In [39]:
import os
configs = os.listdir("./results/")

In [50]:
import random
import numpy as np
import pickle as pkl
from collections import defaultdict
from sklearn.metrics import (
    precision_recall_curve,
    accuracy_score,
    precision_score,
    recall_score,
    f1_score,
    roc_auc_score
)


def compute(labels, preds):
    return { 'accuracy': accuracy_score(labels, preds),
            'precision': precision_score(labels, preds),
            'recall': recall_score(labels, preds),
            'f1_score': f1_score(labels, preds)
    }

def findMean(data):
    _result = {}
    for key in data.keys():
        val = data[key]
        val = np.array(val).astype(np.float32)
        mean = np.round(np.mean(val), 3)
        std = np.round(np.std(val), 3)
        _result[key] = str(mean) + u" \u00B1 " + str(std)
    return _result

def evaluate(data):
    labels = data['label']
    preds = data['prediction']

    cresult = defaultdict(list)

    for seed in range(10):
        random.seed(seed)
        zlist = list(zip(labels, preds))
        random.shuffle(zlist)

        val_size = int(0.1 * len(zlist))
        val_zlist = zlist[0:val_size]
        test_zlist = zlist[val_size:]

        vlabels, vpreds = zip(*val_zlist)
        tlabels, tpreds = zip(*test_zlist)

        precision, recall, threshold = precision_recall_curve(vlabels, vpreds)
        f1_scores = 2*recall*precision/(recall+precision + 1e-8)
        cutoff = threshold[np.argmax(f1_scores)]
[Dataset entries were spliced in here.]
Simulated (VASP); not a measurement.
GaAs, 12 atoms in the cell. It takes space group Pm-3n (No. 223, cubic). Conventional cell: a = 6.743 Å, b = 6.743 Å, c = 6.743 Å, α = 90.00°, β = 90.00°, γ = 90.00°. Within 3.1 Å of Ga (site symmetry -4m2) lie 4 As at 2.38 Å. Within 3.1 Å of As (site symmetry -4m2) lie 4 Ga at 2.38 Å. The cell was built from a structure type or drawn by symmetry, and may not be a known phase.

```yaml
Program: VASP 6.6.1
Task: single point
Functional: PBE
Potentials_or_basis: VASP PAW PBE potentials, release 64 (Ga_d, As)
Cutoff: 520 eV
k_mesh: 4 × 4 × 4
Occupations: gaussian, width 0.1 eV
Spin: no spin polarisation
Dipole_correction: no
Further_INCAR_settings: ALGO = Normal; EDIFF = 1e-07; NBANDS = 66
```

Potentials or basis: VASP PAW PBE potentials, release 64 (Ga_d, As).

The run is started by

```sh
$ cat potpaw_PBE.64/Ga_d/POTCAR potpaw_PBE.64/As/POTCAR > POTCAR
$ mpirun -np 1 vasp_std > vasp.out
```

        rpreds = 1.0 * np.array([x > cutoff for x in tpreds])
        _result = compute(tlabels, rpreds)
        _result['auc_roc_score'] = roc_auc_score(tlabels, tpreds)

        for key in _result.keys():
            cresult[key].append(_result[key])
    
    return findMean(cresult)



In [51]:
presults = defaultdict(lambda: defaultdict(dict))

for config in configs:
    data = pkl.load(open(f"./results/{config}", "rb"))
    config_name = str(config)[:-4]
    
    for domain in data.keys():
        presults[config_name][domain] = evaluate(data[domain])


In [54]:
data = presults

In [59]:
import csv
csv_rows = []

# Prepare headers
headers_main = ["Category"]
headers_sub = [""]
metrics = ['accuracy', 'precision', 'recall', 'f1_score', 'auc_roc_score']

for individual in data.keys():
    headers_main.append(individual)
    headers_main.extend([""]*4)
    headers_sub.extend(metrics)

csv_rows.append(headers_main)
csv_rows.append(headers_sub)

# Prepare rows by category
categories = list(data['individual_20'].keys())
for category in categories:
    row = [category]
    for individual in data.keys():
        for metric in metrics:
            row.append(data[individual][category][metric])
    csv_rows.append(row)

# Write to CSV
with open("output.csv", "w", newline='') as file:
    writer = csv.writer(file)
    writer.writerows(csv_rows)